Bill Gates is the richest person in the world today, but he isn't the richest person in American history. That honor goes to John D. Rockefeller, the late founder and largest shareholder of Standard Oil.

  • Gates is worth $79.5 billion right now.
  • Rockefeller was worth an estimated $253 billion (after adjusting for inflation) when he died in 1937.

The distance between these figures seems insurmountable. It took Gates 59 years to get $79.5 billion. How much longer will it take him to gather $173 billion more?

Actually, not as long as you might think.

Let's assume that Gates lives until the age of 90 -- which seems reasonable given that his still-living father is 89. Because this gives Gates 31 years to turn $79.5 billion into $253 billion, it means that his money needs to earn at least 3.8% on a compound annual basis.

For context, over the past 31 years, the S&P 500 increased at a compound annual rate of 8.3%. If Gates' wealth compounded at that rate over the next 31 years, he would be worth $936 billion.

Bill and Melinda Gates. Source: Wikimedia Commons.

That figure is astounding, but not because of how big it is. It's astounding because of what it says about Gates' ownership interest in Microsoft (MSFT -3.24%).

John D. Rockefeller made his fortune in energy, one of the fundamental predicates of economic growth. His company, Standard Oil, once controlled 90% of American refining capacity. When the Supreme Court declared it an illegal monopoly in 1911, it split Standard Oil into dozens of separate companies, the biggest of which are ExxonMobil, Chevron, and Amoco.

These three companies alone have a combined market cap of roughly $500 billion, of which Rockefeller was once the biggest shareholder. On top of that, throughout his life, he invested vast sums in other industries, such as railroads, banking, and mining. Many of these investments would have increased many times over in value by the end of Rockefeller's life.

When John D. Rockfeller died, he was the richest American of all time, worth an estimated $253 billion in today's dollars.

Furthermore, Rockefeller lived during the Gilded Age. The age of the great American fortunes. The time between the Civil War and the early 1900s, when the United States went through its own industrial revolution, attracted tens of millions of immigrants, and expanded at a "breakneck pace."

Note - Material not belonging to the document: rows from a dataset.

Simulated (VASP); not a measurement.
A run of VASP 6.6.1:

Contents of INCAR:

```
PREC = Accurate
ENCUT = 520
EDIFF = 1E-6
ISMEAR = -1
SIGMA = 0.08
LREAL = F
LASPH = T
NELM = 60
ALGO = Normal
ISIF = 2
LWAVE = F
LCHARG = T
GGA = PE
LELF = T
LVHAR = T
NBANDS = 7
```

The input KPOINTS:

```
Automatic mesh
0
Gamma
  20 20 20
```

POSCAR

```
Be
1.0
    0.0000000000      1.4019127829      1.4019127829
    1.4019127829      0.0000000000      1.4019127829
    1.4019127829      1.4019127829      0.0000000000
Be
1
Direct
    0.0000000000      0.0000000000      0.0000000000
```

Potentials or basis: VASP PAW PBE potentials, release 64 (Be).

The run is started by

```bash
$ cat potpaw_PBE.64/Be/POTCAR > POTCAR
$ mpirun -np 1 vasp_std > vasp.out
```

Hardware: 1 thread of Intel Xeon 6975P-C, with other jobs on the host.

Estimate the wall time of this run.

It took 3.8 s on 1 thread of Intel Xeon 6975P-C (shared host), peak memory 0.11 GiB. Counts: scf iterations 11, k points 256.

Here's how one of Cornelius Vanderbilt's descendants described the period in Fortune's Children: The Fall of the House of Vanderbilt:

Imagine waking up one morning to learn you had won the lottery. You are informed that the jackpot is $10 billion. You, the sole winner, have become the richest person in the world! The lottery officials tell you that you will receive all of the prize money in one lump sum, tax free, that morning. As a condition of receiving the money, you must never give it away to charity.

A close approximation of this unlikely event occurred an astonishing number of times during the Gilded Age, that heady time from the end of the Civil War to the turn of the century, the height of the Industrial Revolution in the United States, when great fortunes were made and spent overnight in a way that had never been see before and will probably never be seen again.

Indeed, with the exception of John Jacob Astor, America's first millionaire who earned his fortune trading furs and owning New York real estate in the decades after the United States gained independence, four of the five richest Americans in history seeded or multiplied their fortunes during the Gilded Age.

That more than a century has since passed without anyone amassing a rival fortune goes to show how unique this period was. Moreover, that a software developer seems best positioned to do so today, speaks volumes about both the profitability of Microsoft, the extraordinary demand for its products, and Gates' once substantial ownership interest in the company.

While Rockefeller was the largest shareholder in Standard Oil, his original allotment of shares amounted to only 27% of the company. Meanwhile, even after selling off bits and pieces of his stake in Microsoft, Gates still held onto 45% of the company following its 1986 initial public offering.

When you couple this with the rapid economic and population growth in the intervening century, it begins to make sense why Gates seems to have a shot at supplanting Rockefeller as the richest American in history.